Identifying children’s strengths and developing and nurturing children’s talents could provide a more effective and better education and produce a happier and more successful society.
So what do you think of the idea of improving the educational outcome for our children by assessing each child at a reasonably early age for their natural talents and abilities, and then focusing their educational years on developing those natural talents to nurture and improve them, thereby helping that child achieve their greatest potential.
In reality we are largely a society with a system of education that encourages children and students to make a decision about their future career at 15 – regardless of their natural skills, and we often end up trying to turn natural musicians into scientists or natural gifted nurses, or doctors into business entrepreneurs.

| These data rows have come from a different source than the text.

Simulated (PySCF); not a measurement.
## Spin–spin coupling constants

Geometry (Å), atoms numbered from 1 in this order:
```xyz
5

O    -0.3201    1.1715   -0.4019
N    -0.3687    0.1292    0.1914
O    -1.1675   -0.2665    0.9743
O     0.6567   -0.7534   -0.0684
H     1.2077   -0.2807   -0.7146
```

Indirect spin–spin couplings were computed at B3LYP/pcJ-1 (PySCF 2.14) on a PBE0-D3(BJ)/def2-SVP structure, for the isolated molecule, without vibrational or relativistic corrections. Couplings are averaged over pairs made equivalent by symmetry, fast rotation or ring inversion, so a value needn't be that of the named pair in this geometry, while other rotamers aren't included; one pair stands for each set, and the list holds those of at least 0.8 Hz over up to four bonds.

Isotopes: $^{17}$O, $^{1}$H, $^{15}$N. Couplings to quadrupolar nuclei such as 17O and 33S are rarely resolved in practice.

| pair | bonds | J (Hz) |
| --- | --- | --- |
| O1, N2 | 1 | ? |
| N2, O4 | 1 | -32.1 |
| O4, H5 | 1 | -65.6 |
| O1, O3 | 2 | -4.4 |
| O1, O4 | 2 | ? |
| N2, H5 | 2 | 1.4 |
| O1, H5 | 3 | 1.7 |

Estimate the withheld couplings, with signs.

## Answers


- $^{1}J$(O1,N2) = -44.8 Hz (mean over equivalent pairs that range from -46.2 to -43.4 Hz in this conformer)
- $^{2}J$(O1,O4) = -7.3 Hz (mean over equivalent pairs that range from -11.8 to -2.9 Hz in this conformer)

Can you imagine a world where we identified children’s talents and skills at a reasonably early age and concentrated on nurturing and developing those talents, rather than simply teaching them those subjects demanded by those who dictate school curriculums – despite the fact they will likely never meet or understand the potential of that individual child.
Would we not have a society that was more accomplished and happier? Could be become a people of greater intelligence that cared more?
I won’t attempt to broach the subject of expecting a child to really know what they want to do with their life at the tender age of 15, but I have to wonder looking back where my life might have gone if my parents had identified my natural love of music and talents as a musician, rather than simply telling me that if I did not go to university or college, that I would not amount to anything.
At 55 years of age I still have a desire to continually learn more about music and an insatiable desire to continually improve as a musician. It was a talent that I had to discover for myself in my mid-20’s, but by then daily responsibilities made it extremely difficult to seriously consider such a change in direction.
Maybe we have allowed society and it’s materialistic demands to dictate the meaning of success and true happiness.
True happiness can only come about through a fulfillment, and often that fulfillment is closely aligned with those natural talents and abilities that I believe we all have.
And doesn’t true success lie in achieving that happiness and fulfillment?
Why attempt to change a naturally gifted artist into an accountant, when if those natural skills in art had been nurtured and developed, that artist could have potentially become so successful they could afford to employ as many accountants as they need.
If you believe as I do that every child has some natural talent or skill, then you have to wonder how many people in our society have failed to achieve happiness and success because we adults failed to recognize the flaws in the way we develop and educate of children?
What do you think?
Is taking more time to identify each child’s natural talents an issue that could dramatically change the society in which we live?